Another challenge podcasting about limits and eventual overshoot and decline is to some people what I say now seems sensational relative to CNN or other news outlets. In reality it’s not sensational at all and I have opted to not have sensational titles, sensational graphics, or sensational prose or verbiage on this site and I never will. Sensationalism and there’s many podcasters out there that have orders of magnitude more viewers than this one does sells. People want to be shocked and scared and you know surprised. I’m just trying to paint this day by day of what I see unfolding. And so what’s unfolding over time my content will almost by definition become less sensational as the world catches up and surpasses the things that I’m talking about. So I don’t ever plan on trying to get a lot of views because I’m saying something outrageous to get attention and that’s okay because this podcast is growing.
It’s got 40,000 subscribers now on the various platforms and on YouTube. I think that’s great and it’s great because I know there are other people around the world that are seeing things similar to me and it gives me hope that there is some groundswell of rationality, empathy, and collective concern about the future, based on reality. But I don’t want to grow this 100x because that’s not the point. I want scout teams and catalysts around the world to put this story together and make an impact where they are and that creates some emergent possibilities for all of us.

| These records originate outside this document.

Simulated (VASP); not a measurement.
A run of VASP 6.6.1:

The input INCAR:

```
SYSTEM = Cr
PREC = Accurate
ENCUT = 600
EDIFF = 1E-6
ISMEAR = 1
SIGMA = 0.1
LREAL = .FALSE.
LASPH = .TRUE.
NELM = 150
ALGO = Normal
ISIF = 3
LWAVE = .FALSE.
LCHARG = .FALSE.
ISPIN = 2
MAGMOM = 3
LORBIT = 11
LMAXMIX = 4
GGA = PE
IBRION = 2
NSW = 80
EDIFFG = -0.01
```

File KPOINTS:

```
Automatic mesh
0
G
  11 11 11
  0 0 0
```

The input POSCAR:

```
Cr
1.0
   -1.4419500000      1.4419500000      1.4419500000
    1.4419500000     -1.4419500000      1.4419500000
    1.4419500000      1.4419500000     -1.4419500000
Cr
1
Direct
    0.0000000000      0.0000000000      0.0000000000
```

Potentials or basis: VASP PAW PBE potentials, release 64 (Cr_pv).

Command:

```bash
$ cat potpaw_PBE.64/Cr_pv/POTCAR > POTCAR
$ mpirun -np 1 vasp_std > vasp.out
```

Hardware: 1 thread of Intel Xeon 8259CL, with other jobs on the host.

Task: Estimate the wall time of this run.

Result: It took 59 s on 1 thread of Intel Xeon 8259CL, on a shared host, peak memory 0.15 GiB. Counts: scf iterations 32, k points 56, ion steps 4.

Lastly, well not lastly, but lastly on my mind, at the moment, is the choreography of the future. This is an earth-science based podcast, at least it started that way. And if I wasn’t worried about existential risks, particularly the nuclear war situation between Russia and the US and the UK, and also the financial overhang, and the economic can that we’ve kicked with the biophysical Wiley-coyote moment hanging over us at any point, I would talk about other species. I would have experts on the mass extinction, on ecology, on oceans, on climate, on forests, on soil, all the time because I think we need to have an ecologically aware and motivated population of humans.
Having said that, although that is what I care the most about, I think it’s going to probably be the least relevant to our decisions in coming years. And that is going to be economic, poverty, probably wars, and things like that, and so, over time the guests and the content on here are going to have to be, unfortunately, for what I care about more relevant to people’s lives than about what I find most valuable and important. But I will not relinquish the core tether to the Natural World on the guests and the content here.
So you know, this is what I’m supposed to be doing, I think. And I’m working on many other projects as well, but this podcast is going well. You know I also wear the mantle of the neo-Malthusians that that came before that for various reasons were not right. You know Paul Ehrlich didn’t know about debt and globalization and some of the technologies. Thomas Malthus didn’t know about fossil hydrocarbons and mining the earth vertically in addition to horizontally. So I really don’t think this will ever be super popular because the narrative is too complex, too scary, too departed from what’s on the news.
I still value the listeners, the feedback, the emails, and the growing conversation, the tapestry of different voices on how all this stuff fits together. So I hope that little rant was helpful or at least insightful to how I’m thinking about all this.